Sunday, August 31, 2014

BUMS


This is at # 96 in the list of UGC approved degrees in the Gazette notification of July 5, 2014.

That's all.

UGC's War on FYUP - VII: Some Observations


  1. The very first thing to note is the shameful silence of the science academies which championed the cause of a four year bachelors program in the sciences; their position paper was a precursor to the IISc's FYUP (and also Bangalore University where it has been in suspension since 2013) which started in August 2011, the same year IIT-K converted its five-year Integrated MSc program into a 4-year BS program.

    The Academies didn't defend, even partially, the FYUP at Delhi University. I can understand, sort of, their silence because DU's FYUP was not just for the sciences, but for all areas of study including commerce and the "arts subjects". But I just cannot understand their quiet aloofness after UGC came after IISc and now, the IITs.

  2. The statements of support from Prof. C.N.R. Rao and Dr. Anil Kakodkar have been timely. But their framing leaves much to be desired: "why are you doing this," they seem to say to UGC, "to our premier institutions?" It's as if it's okay for the UGC to do this to other institutions. As influential leaders, they could have stood solidly behind all our institutions of higher ed, and demanded autonomy for all of them.

  3. It has become fashionable among the influencers to support the creation of new types of institutions such as IIESTs and IISERs as well as starting new IITs, NITs and IIMs. An assumption which drives this trend is that our universities are so badly doomed that reforming "the system" is not even worth the effort.

    But, this mindset ignores the fact that an overwhelming majority (more than 95%, going by a recent talk by President Pranab Mukherjee) of our students study in our universities and their affiliated colleges. It is important for our scientific elite to support them in their struggle against irrational regulations.

  4. One of the strongest critiques of Indian higher ed policies of the 1950s was that the then government chose national labs (basically, the CSIR labs) over universities for science funding. This choice had the effect of pretty much decimating university research, and helped make many of them just examination-conducting bodies.

    Our current enthusiasm for creating IIXs can only have a similar debilitating effect on our universities, and may end up solidifying a two-tier system in which some get elite and expensive education while a vast majority go to increasingly impoverished universities.

    We should be aiming for a system where our good universities have the same exalted status as the IITs, and others know what they need to do to achieve that status. It is in our own long-term interest that our policies keep us moving toward this goal.

    I'm afraid our policies are dragging us in the opposite direction.
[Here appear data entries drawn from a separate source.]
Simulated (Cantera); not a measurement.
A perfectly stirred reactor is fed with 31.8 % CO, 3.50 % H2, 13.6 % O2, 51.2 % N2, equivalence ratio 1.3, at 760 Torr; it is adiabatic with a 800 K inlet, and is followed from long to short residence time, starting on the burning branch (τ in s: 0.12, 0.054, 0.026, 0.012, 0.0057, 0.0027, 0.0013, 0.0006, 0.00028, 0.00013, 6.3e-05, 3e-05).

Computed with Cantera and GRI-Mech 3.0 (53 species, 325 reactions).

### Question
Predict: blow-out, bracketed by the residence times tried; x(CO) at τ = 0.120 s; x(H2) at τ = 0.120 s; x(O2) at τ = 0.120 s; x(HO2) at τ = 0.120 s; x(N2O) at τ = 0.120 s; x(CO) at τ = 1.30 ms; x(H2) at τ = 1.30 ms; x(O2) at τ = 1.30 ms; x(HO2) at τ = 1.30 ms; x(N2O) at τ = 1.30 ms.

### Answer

UGC's War on FYUP - VI: Newpspaers Ask UGC To Back Off


Several newspaper editorials have come down hard on UGC, and asked it to back off from its highhanded actions against FYUP at many institutions, including the IITs and IISc.

The Economic Times:

There is every reason for these institutions to experiment with varied programmes. The UGC and the government must encourage, rather than thwart, innovation in pedagogy. Centres of excellence such as the IITs and the IISc and small, private universities are ideal for carrying out such experiments. If found successful, these can then be deployed in larger universities across the country.

The Indian Express:

... [T]he UGC [has been accused of] regulatory overreach. Actually, this is more than linear overreach. It is a category mistake, a blunder that logicians abhor. ... The Kakodkar Committee, set up in 2010, had recommended that centres of excellence be liberated from the educational bureaucracy. The board of governors of each IIT should have complete control over the teaching process, ranging from course design to expenditure management, human resource development and rules governing staff and payroll.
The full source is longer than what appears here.